It has gained more than enough word of mouth and media publicity, plus an endorsement by none other than Syam Benegal, one of the most eminent filmmakers India would ever see, and the person whom the union government has entrusted with the task to revamp the Censor Board. After watching the film, Benegal said Udta Punjab was a 'very well made film'. That is an indication that the film is going to release without much dilution.
It has saved (if producers intended for it) millions that otherwise would have gone into marketing the movie. Now even those who are casual film watchers and would have given the movie a natural ignore would think about giving movie a chance. These are the days when any publicity is good for a business that deals with masses and Udta Punjab, in this case, has got some solid good publicity due to Pahlaj Nihalani's rubbish logics.
So, be sure, the film is going to do some brisk business. And if its quality is really sustainable to take it further from the momentum that it has gained from this controversy, it will be a blockbuster of over 100 crore.
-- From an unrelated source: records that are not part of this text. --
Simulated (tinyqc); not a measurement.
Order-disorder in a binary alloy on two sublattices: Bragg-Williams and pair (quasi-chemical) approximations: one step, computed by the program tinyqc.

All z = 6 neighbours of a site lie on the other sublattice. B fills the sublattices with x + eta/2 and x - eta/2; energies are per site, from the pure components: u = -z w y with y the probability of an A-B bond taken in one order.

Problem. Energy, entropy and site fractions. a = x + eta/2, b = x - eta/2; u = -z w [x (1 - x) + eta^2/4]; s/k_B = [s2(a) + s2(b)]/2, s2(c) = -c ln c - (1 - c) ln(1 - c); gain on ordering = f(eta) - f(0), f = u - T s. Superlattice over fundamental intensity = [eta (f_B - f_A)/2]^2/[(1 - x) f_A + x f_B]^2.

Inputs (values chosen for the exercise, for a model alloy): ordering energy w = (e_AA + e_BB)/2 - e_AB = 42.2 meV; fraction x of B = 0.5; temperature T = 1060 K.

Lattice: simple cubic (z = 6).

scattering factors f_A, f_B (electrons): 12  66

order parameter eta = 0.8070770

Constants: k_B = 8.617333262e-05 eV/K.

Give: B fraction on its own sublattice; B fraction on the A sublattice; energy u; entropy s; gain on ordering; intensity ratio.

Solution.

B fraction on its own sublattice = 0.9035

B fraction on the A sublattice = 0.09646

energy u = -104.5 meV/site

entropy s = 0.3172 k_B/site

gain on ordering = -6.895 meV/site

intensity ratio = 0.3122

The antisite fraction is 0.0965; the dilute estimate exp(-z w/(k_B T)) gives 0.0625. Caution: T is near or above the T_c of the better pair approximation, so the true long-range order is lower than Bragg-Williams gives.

The episode has once again highlighted the pathetic condition India's Censor Board has been forced into. Changing ideologies in power corridors change people manning institutions in a democracy and there is nothing wrong in it. But one needs to see that the next person in-charge is intellectually capable enough to keep away from senseless controversies that India's Censor Board has been mired into ever since Pahlaj Nihalani assumed its charge in January 2015.
Mr. Nihalani has done what was once considered almost impossible. He has brought together the film fraternity on a platform together. So it is not only those filmmakers who make socially relevant films who are outraged on this immoral and ridiculous censor act by Pahlaj Nihalani and are speaking out against him, but even those filmmakers like Karan Johar who exist in the comfortable domain of song and dance cinema, are also out there to raise strong voices against the dictatorial and unacceptable ways of India's Censor Board.
And above all, the controversy has effectively put the 'Punjab's drug menace' on people's radar, out of Punjab, in the national consciousness. India has 29 states and Punjab is just a small one. Still, over 20% of narcotics seizures in India (including opioids like heroin) are reported from Punjab. Studies put adult drug users around 10 lakh in the state. But there is an increasing chunk of minors that these studies haven't counted yet. And we can safely assume that the real count would be much higher because no study can effectively map a state of 2.77 crore people to gauge a social malaise like drug abuse that people are hesitant to report. Also, alcohol is another addiction that may compound Punjab's drugs issue. Last year, some 33 crore liquor bottles were sold in Punjab, more than ten times of its population of 2.77 crore.